Despite performance gains, these methods still face key limitations. Many use deep sequential Transformers that are computationally expensive. Others lack dynamic weighting, treating all modalities equally—even when one modality carries more emotional information than others. To address this, LPGNet introduces a Lightweight Parallel Interaction Attention (LPIA) module to replace stacked layers and reduce computation. It also includes a dual-gated fusion mechanism to dynamically filter and combine multimodal features based on signal strength and context.

2.2. Speaker Dependency and Real-World Limitations

Several advanced MER models, including COSMIC [32] and DialogXL [33], incorporate speaker identity information or model speaker-role interactions through GNNs. While this improves performance in speaker-labeled datasets, it reduces flexibility in real-world conditions where speaker labels are unavailable or privacy constraints exist. For instance, voice assistants and multi-user devices often encounter new or anonymous speakers. In such cases, models depending on speaker embeddings may fail to generalize. Recent research has explored speaker-independent modeling. SIMR [34] attempts to remove identity bias by disentangling style and semantic content in non-verbal modalities. However, most systems still include speaker-level features or require predefined speaker roles, limiting their adaptability in open-domain dialogue.

Existing approaches do not fully eliminate speaker dependence. In contrast, LPGNet is designed to be speaker-independent by default. It removes all speaker-related inputs and structures, allowing the model to generalize across unknown speakers and dynamically changing roles—an essential requirement for scalable and privacy-aware systems.

2.3. Lightweight Learning with Self-Distillation

As emotion recognition moves toward real-time and mobile applications, efficiency has become a core concern. Traditional models like MER-HAN and SDT require deep Transformer stacks, which increase latency and memory usage. Knowledge distillation (KD) has been proposed to compress large models while maintaining accuracy. For example, DMD [35] uses cross-modal distillation to decompose and transfer shared and unique features. MT-PKDOT [36] applies multi-teacher distillation to guide student models using diverse sources. While effective, these strategies often require additional teacher models and increase training complexity. Some models, like SDT, use self-distillation to reuse internal knowledge, but they still rely on heavy architectures.

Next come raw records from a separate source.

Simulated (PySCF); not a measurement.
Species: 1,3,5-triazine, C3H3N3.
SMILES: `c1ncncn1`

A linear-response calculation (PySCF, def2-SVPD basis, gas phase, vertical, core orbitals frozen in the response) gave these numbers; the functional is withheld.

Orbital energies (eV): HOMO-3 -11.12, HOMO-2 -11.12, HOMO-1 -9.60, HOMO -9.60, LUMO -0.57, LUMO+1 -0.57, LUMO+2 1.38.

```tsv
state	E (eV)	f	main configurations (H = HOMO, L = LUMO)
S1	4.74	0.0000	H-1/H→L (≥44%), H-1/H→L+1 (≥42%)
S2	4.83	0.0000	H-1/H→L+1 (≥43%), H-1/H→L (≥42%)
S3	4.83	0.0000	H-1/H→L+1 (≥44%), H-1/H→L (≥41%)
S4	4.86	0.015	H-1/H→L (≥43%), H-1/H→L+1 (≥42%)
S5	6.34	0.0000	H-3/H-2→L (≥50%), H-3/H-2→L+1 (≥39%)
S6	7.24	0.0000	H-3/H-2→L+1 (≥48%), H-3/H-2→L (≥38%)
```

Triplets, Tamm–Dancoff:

Few models combine self-distillation with lightweight structures. LPGNet adopts a teacher-free self-distillation approach within a compact design. It transfers knowledge across internal layers without needing extra networks, improving performance and efficiency. This allows LPGNet to remain accurate while significantly lowering inference cost and parameter size, making it suitable for real-world, resource-constrained deployment.

3. Proposed Method

3.1. Task Definition

The input to the ERC task is a conversation composed of N utterances

{u_{1}, u_{2}, \dots, u_{N}}

, where each utterance

u_{i}

contains both textual and acoustic modalities. After feature extraction, the text and audio features are projected to a common latent space:

X_{t} \in R^{B \times U_{i} \times F}, X_{a} \in R^{B \times U_{i} \times F}

(1)

Here, B is the batch size,

U_{i}

denotes the number of utterances, and F is the feature dimension. The goal of ERC is to predict an emotion label for each utterance

u_{i}

from a set of predefined emotion classes.

3.2. Overview

Figure 1 provides an overview of the proposed LPGNet model. After extracting utterance-level acoustic and textual features, LPGNet consists of four major modules:

Lightweight Parallel Interaction Attention (LPIA) module for capturing both intra- and inter-modal interactions simultaneously;
Dual-Gated Fusion module for refining unimodal representations and adaptively fusing multimodal information;
Emotion Classifier that predicts emotion labels from the final fused representation;
Self-Distillation mechanism that aligns unimodal branches with the fused multimodal output using both hard and soft label supervision.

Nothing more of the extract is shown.